Thursday, April 16, 2009

A fine day out


For all the fine reasoning behind sealing oneself off, living the life of a reading and writing hermit, there remains the need of human contact.

As I've mentioned before, I've long admired Thomas Merton, the literature major turned silent monk. You can read about him here: http://www.merton.org/chrono.htm.

And what the quiet and silence monastery brought Merton, he still needed the human contact of his brother monks and, as his fame grew, of those visitors who sought ought his wisdom.

Needless to say, no one's seeking out my wisdom -- unless it's 1970s TV trivia, and no one's done that yet. Nonetheless, I needed a fine day out.

But despite breakfast, my day out tended more toward more silence, unless you count the knock of the red-headed woodpecker, the scattering of the gray squirrel. They were my best friends for the day.

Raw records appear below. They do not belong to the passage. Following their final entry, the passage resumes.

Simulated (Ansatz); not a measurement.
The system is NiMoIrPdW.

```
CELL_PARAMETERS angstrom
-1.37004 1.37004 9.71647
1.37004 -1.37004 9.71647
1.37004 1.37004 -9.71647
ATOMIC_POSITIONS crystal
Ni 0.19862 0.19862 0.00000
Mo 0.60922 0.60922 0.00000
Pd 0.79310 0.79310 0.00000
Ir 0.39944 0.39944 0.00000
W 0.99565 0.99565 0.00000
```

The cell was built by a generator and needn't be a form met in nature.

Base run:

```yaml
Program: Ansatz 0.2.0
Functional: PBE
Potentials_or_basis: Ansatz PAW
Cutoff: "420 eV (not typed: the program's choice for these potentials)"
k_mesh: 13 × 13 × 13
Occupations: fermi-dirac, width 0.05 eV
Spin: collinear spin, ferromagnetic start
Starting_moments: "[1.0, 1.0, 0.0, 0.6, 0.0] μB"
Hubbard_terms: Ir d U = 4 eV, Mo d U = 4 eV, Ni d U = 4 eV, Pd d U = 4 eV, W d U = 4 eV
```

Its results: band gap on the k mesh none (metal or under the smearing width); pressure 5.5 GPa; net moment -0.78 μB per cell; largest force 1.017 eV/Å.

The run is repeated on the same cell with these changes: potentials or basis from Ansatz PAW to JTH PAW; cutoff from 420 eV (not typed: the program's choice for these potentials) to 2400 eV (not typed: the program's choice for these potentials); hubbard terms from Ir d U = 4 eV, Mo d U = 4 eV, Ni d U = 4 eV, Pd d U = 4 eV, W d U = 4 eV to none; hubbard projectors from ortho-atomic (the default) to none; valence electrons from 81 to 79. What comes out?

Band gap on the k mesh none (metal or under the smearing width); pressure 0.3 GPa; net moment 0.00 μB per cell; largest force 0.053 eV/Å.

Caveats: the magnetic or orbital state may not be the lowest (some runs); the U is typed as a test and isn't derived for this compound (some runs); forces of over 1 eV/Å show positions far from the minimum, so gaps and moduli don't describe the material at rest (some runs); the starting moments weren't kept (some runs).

I hiked for some time at Indiana Dunes State Park and, as I do every time, wondered why I don't hike there more often. Not just every week but how many times a week. The state park and the National park serve as a cathedral to nature. I've lived in many places, and not seen any, at least yet, where I can stand 200 hundred feet above sea level, look in one direction and see nothing but blue-green water, turn 180 degrees and see nothing but arboreal forest for thousands of acres. And all of this vista is carpeted by the finest of sands.

Remarkable.
County your blessing, my local friends. (But you're only allowed to count them if you live them.)

I also visited the new lakefront park in Portage, a beautiful reopening of waterfront property, once poisoned and dead, now alive in nature and use of people. I spent nearly an hour watching gulls spy the waters for food, occasionally diving quickly to catch some fish foolish enough to seek the warmer top waters. As I walked from my car, I heard one man call them "flying rats," a phrase I've heard since spending time on big water 20 years ago. And, indeed, the bird will eat anything. The moniker hardly diminishes the beauty, though, of the white and gray birds as they fly, dive and then rise again. Nature is too pure to let derision make it anything less.

It was, as Wallace and Gromit would have it, a fine day out.